Three levels of personnel
screening
[22]
There
are three levels of screening under the Government Security Policy and Personnel
Security Standard. The first level is referred to as “basic reliability
status,” and is “required for individuals under contract for more than six
months and who have regular access to government premises.” Individuals with “basic
reliability status” are only granted access to information and assets that are
neither classified nor designated. As the Federal Court of Appeal stated in Kampman,
above, at paragraph 11 with respect to “basic reliability status”:
“basic reliability is to be expected of any employee.”
[23]
The
second level of status is referred to as “enhanced reliability status,” and is
required where the duties or tasks of a position or contract “necessitate
access to designated information and assets, regardless of the duration of an
assignment, appointment or contract.” Individuals with “enhanced reliability
status” are able to access classified information and assets, on a need-to-know
basis. This interpretation is in accord with the Court of Appeal’s findings in Kampman,
above, where it is stated at paragraph 11 that “enhanced reliability status is
required of anyone whose duties may put him or her in contact with designated
information or assets.”
[24]
The
final level of status is referred to as “security clearance,” which is required
where the duties or tasks of a position or contract necessitate access to
classified information and assets. Security clearances are further divided into
three categories, depending on the type of access required. There is Level I
clearance relating to confidential information, Level II clearance relating to
secret information, and Level III clearance relating to top secret information.
An individual granted security clearance may access, on a need-to-know basis,
classified information and assets up to and including the level of security
granted. In order to obtain a security clearance, an individual must already
have a valid reliability status. Security clearances may be granted by the
deputy head or a departmental security officer on behalf of the deputy head,
but decisions to deny, revoke, or suspend security clearances must be made by
the deputy head, and those decisions are non-delegable.
CRA powers and policies
regarding personnel security screening
[25]
Section
30 of the CRA Act outlines a number of matters over which the CRA has
authority:
Matters over which Agency has
authority
30. (1) The
Agency has authority over all matters relating to
(a) general administrative policy in the Agency;
(b) the organization of the Agency;
(c) Agency real property and Agency immovables as defined in
section 73;
(d) human resources management, including the determination of
the terms and conditions of employment of persons employed by the Agency; and
(e) internal audit in the Agency.
Treasury Board regulations
(2) Notwithstanding the Financial
Administration Act, the Agency is not subject to any regulation or
requirement established by the Treasury Board under that Act that relates to
any matter referred to in subsection (1), except in so far as any part of the
regulation or requirement relates to financial management.
|
Compétence générale
de l’Agence
30. (1) L’Agence
a compétence dans les domaines suivants :
a) ses grandes orientations administratives;
b) son organisation;
c) les immeubles de l’Agence et les biens réels de
l’Agence, au sens de l’article 73;
d) la gestion de ses ressources humaines, notamment la
détermination de ses conditions d’emploi;
e) sa vérification interne.
Règlements et
exigences non applicables
(2) Par dérogation à la Loi sur la
gestion des finances publiques, l’Agence n’est pas assujettie aux
règlements ou exigences du Conseil du Trésor ayant trait aux questions visées
au paragraphe (1), sauf dans la mesure où ils ont trait à la gestion
financière.
|
[26]
As
subsection 30(2) makes clear, the CRA is not statutorily bound to the terms of
the Financial Administration Act or the Government Security Policy.

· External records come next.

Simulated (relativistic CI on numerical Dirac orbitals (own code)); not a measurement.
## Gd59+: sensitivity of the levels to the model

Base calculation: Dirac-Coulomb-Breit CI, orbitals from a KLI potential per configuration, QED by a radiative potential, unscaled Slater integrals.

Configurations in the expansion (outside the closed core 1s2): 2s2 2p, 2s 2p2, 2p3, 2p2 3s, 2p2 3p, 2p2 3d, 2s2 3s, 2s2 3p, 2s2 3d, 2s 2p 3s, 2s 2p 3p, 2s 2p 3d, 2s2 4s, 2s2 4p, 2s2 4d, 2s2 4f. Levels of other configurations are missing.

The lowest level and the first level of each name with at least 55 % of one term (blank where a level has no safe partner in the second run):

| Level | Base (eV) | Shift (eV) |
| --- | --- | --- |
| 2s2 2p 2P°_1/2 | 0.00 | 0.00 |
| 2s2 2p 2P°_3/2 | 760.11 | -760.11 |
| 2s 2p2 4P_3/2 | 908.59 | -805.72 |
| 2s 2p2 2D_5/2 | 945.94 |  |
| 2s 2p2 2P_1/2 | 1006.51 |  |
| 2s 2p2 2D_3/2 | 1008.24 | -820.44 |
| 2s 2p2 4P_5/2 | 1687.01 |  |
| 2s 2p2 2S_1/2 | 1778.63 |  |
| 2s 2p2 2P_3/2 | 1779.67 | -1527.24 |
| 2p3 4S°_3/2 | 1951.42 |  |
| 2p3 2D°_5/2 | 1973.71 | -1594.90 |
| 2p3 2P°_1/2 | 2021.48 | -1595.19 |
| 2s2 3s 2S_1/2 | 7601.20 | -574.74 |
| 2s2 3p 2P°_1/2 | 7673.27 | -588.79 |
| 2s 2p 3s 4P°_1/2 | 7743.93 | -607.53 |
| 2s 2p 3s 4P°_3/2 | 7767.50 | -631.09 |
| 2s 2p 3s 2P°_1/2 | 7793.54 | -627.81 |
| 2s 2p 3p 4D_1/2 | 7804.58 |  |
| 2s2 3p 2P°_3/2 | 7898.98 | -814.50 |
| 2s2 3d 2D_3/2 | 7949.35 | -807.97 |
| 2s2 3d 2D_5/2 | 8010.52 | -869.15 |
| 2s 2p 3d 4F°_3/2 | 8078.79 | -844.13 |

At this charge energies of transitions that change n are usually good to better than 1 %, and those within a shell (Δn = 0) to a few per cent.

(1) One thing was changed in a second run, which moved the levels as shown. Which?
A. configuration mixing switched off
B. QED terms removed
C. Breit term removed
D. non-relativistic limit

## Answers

However, the CRA has entered into a Memorandum of Understanding with the
Treasury Board, whereby it agrees to bind itself by the terms of those
instruments. As the Memorandum outlines:
The Purpose of this Memorandum of
Understanding is to have the [CRA] subject to the provisions of the Government
Security Policy under the responsibility of the Treasury Board, which provides
the policies and supporting operational standards for the appropriate
safeguarding of sensitive information and assets as well as the security of the
employees for all the federal government.
[27]
Responsibility
for determining whether an individual requires “basic” or “enhanced reliability
status” or a security clearance is delegated to CRA Managers under Chapter 10
of the CRA’s Finance and Administration Manual. The type of status
required is dependent upon the type of job the individual performs and the type
of access the individual requires.
[28]
“Basic
reliability” is granted to those individuals whose duties do not require access
to designated information or assets, and who do not require unescorted access
on CRA premises. “Enhanced reliability,” on the other hand, is required by
those individuals whose duties require access to designated information and/or
unescorted access to CRA premises. The Finance and Administration Manual
states that directors are responsible for decisions to grant, deny, or revoke a
reliability status.
[29]
Security
clearance is granted to employees requiring access to confidential information
and involves a thorough risk assessment. The Finance and Administration
Manual states that the Assistant Commissioner is responsible for decisions
to grant, deny, or revoke a security clearance. This is consistent with the
terms of the Government Security Policy, which allocates responsibility
for such decisions to the deputy head and makes clear that such responsibility
cannot be further delegated.
[30]
The
applicant is asking this Court to interpret and give legal meaning to documents
that are neither acts of Parliament nor delegated legislation. The
jurisprudence is clear in stating the legal rights created by such policies
depend on the intent and context within which they were issued. As stated in Endicott
v. Canada (Treasury
Board),
2005 FC 253, 270 F.T.R. 220 at paragraph 11, per Strayer D.J.:
¶ 11 The 1999 Policy in question here was not delegated
legislation. It was clearly a directive by Treasury Board as to how departments
should deal fairly with their employees. Whether such internal directives
create legal rights which a court can define or enforce, appears from the
jurisprudence to depend on what the intent was and the context in which the
directive was issued.
[Emphasis added.]
I further stated in Glowinski v. Canada (Treasury
Board), 2006 FC 78, 286 F.T.R. 217 at paragraph 43:
¶ 43 … A Court of law should not give policies the force of law
unless Parliament clearly intended such policies to be given the force of law
and such policies are clear, and not inconsistent with other policies.
[31]
Both the Government Security Policy and the Personnel
Security Standard were mandated by the terms of the Financial
Administration Act and the CRA Act, and are consistent with these
enactments. As paragraph 7(1)(e) of the Financial Administration Act
states, the Treasury Board is given full authority concerning issues of “human
resources management in the federal public administration, including the
determination of the terms and conditions of employment of persons employed in
it.” Further, the responsibilities allocated to the Treasury
Board in establishing various screening levels is essential to maintaining a
public service comprised of individuals who are both “reliable and trustworthy”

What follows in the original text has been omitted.